Today went a lot better than yesterday. Just as well that I forgot my camera so that there are fewer pictures to document it. We said goodbye to Nano, Humayun and Ellie as they went back to Dhaka. Their extra hands helped a lot. And Ellie was a big attraction for all the kids. Adults, too. She was invited to tea at a neighbor’s house.
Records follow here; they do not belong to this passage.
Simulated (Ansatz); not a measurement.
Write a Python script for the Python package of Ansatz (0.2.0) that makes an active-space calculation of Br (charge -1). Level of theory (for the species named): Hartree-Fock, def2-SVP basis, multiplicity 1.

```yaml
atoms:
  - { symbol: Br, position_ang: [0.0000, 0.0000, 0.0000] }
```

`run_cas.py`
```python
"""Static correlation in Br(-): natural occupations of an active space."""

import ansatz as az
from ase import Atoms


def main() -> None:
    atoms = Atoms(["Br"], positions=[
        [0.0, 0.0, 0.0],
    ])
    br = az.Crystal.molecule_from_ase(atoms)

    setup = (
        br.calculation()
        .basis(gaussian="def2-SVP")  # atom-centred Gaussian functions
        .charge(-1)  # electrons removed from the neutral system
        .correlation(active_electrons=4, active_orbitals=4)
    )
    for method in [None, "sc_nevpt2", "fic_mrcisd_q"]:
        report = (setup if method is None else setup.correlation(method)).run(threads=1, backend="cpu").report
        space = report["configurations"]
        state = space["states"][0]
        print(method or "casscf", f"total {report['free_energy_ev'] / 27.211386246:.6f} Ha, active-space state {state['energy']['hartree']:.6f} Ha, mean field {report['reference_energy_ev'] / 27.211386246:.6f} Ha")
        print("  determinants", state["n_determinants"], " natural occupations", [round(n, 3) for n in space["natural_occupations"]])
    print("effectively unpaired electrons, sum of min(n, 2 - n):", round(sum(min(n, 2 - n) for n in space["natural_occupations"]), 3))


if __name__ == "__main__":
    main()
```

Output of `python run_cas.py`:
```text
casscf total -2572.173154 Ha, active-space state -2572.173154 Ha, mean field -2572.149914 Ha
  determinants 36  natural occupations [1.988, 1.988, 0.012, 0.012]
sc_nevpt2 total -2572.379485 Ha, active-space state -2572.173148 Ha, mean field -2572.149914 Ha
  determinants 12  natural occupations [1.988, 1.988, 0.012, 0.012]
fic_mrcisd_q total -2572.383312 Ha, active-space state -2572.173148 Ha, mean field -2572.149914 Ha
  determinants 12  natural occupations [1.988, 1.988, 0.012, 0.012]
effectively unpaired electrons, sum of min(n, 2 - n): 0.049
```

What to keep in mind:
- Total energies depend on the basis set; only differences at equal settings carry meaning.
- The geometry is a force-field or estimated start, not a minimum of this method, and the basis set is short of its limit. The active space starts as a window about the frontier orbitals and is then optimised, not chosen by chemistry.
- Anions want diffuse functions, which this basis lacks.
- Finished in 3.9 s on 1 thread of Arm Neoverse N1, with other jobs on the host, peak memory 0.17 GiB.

After they left and we had breakfast, Dhiman and I installed the solar panel for the GPS on the roof. Went perfectly, but no picture to record yet another interesting Bangladeshi ladder. Meanwhile, Scott and Scott worked on cementing in more of the wells. While I was on the roof, they did the 60m well and everything went fine. The problem came when we got to the 80m well. After pouring in the grout, we lowered the cable. It stuck a little ways short. Pulled it out, shortened the chain and it stopped at the same place. Dhiman suggested flushing the cement and starting over. We decided to first try to free the blockage with the small PVC pipe. We had to slowly put 80m of PVC in 10 ft. sections back into the hole. Instead of freeing the blockage, the pipe got stuck in the bottom of the hole. When we pulled, a pipe joint parted and we left ¾ of the pipe in the hole. End of the line. Should have listened to Dhiman. We had to abandon the well. Down to five. Later in the evening, a local driller tried to fish the pipe out, but by then the cement had hardened.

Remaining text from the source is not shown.